# Centre of Mass frame of colliding molecules

1. Mar 10, 2008

### jbunten

I'm not sure this is the right place to post this question but here goes:

In feynman vol.1 39-9 there is a situation where two molecules are about to collide in a CM frame, the frame has velocity Vcm and the two molecules have respective velocities v1 and v2, then there is no correlation between Vcm and the relative velocity, w (w=v1-v2) "coming in". what does Feynman mean by "coming in"?

I find this a very difficult argument to understand, specifically, is w really relative velocity *before* the collision? in that case how can it be independent of Vcm, surely if one of the molecules is very heavy and very fast and the other slow and light, then Vcm is moving very fast in roughly the same direction of the heavy molecule and a correlation exists.

If someone could look this up I'd appreciate it as I've been trying to get my head around it for ages, many thanks.

2. Mar 11, 2008

### pkleinod

My copy of Feynman, Leighton, and Sands (1963) has the
discussion on pages 39-8 and 39-9. Maybe you have a more
recent version, in which case some of what I say may not
be appropriate.

The presentation in my copy is rather confusing and the
diagram (Fig. 39-3) is incorrect: there are two different
vectors with the same label v1 and two
different vectors with label v2. In
addition, the caption says "...viewed in the CM system",
whereas the text defines the vectors v to be in the
laboratory system.

In what follows, capital letters refer to vectors in
the laboratory system and lower case letters refer
to the centre-of-mass (CM) coordinate system or to the
coordinates of one particle relative to the other. I am
going to consider the two-body problem where there are
no external forces and where the internal forces are
central forces obeying Newton's third law.

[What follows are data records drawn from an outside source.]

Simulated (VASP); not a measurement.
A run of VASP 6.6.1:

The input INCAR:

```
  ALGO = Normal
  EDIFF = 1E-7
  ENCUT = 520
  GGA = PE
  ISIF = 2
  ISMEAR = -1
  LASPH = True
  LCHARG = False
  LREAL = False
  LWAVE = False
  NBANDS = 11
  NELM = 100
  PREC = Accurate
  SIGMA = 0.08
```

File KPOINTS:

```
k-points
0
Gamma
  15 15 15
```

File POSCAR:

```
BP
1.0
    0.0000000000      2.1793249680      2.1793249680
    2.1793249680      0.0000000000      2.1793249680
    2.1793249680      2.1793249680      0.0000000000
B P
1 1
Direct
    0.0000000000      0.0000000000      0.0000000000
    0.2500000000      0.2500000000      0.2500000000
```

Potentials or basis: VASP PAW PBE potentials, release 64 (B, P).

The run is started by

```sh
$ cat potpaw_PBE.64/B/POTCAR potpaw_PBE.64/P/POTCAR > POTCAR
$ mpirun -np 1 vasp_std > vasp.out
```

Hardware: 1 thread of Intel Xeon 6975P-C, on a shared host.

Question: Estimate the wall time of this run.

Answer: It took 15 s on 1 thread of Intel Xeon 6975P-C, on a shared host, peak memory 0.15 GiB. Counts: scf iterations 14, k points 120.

Let Ri and Vi be the position and
velocity vectors respectively of particle i in the
laboratory system and let mi denote the mass of particle i.
Introduce two new coordinates:

R = (m1R1+m2R2)/M
r = R1 - R2
M = m1 + m2

The inverse transformation is

R1 = r + m2r/M
R2 = r - m1r/M

There are similar equations for the velocities, obtainable
from the above by differentiating wrt time. In the absence
of external forces, the transformation achieves a separation
of the two-body problem into two single-particle problems:

M dV/dt = 0
m dr/dt = F1i
m = m1m2/M

where F1i is the force exerted by
particle 2 on particle 1. and m is the reduced mass.
You can see from this that the
centre-of-mass travels in a straight line with constant
velocity, regardless of the force acting between the
particles. That is what is meant by "uncorrelated", nothing
more. When Feynman says "coming in" he means the relative
velocity before the collision.

To see what happens after the collision, you must see two
things: the linear momentum is MV both before and
after the collision, and the kinetic energy is

T = 1/2(MV2 + mv2)

For an elastic collision, the first condition will
be satisfied if the velocities of
particles 1 and 2 after the collision as seen from the
centre-of-mass are in opposite
directions and the second condition will be satisfied if
the magnitude of v is the same before and after
the collision. This means that the CM velocity vector
for particle 1 must lie on a sphere centred at the end
of the vector V and the CM velocity vector for
particle 2 must be in the opposite direction and
ending on a second sphere centred at the end of V.

Draw vectors V1 and V2
with their tails placed in the origin of the laboratory
system. Draw vector v. The vector V has its
tail in the laboratory origin and its head somewhere on the
vector v---the exact position depends upon the masses.
Using the end of this vector as a new origin, draw a circle
of radius m2v/M showing all possible
velocities of particle 1 after the collision. Draw another
circle of radius m1v/M showing the
possible velocities of particle 2 after the collision.

Hope this is of some help. You have to stare at the diagram
a while.

3. Mar 13, 2008

### jbunten

Thanks for your reply and sorry for taking a while to answer, that was a really good and detailed explanation. I think my confusion arose from the poor definition of "uncorrelated" and the confusing diagram. Once I drew the diagram as you said it made perfect sense.

Many thanks.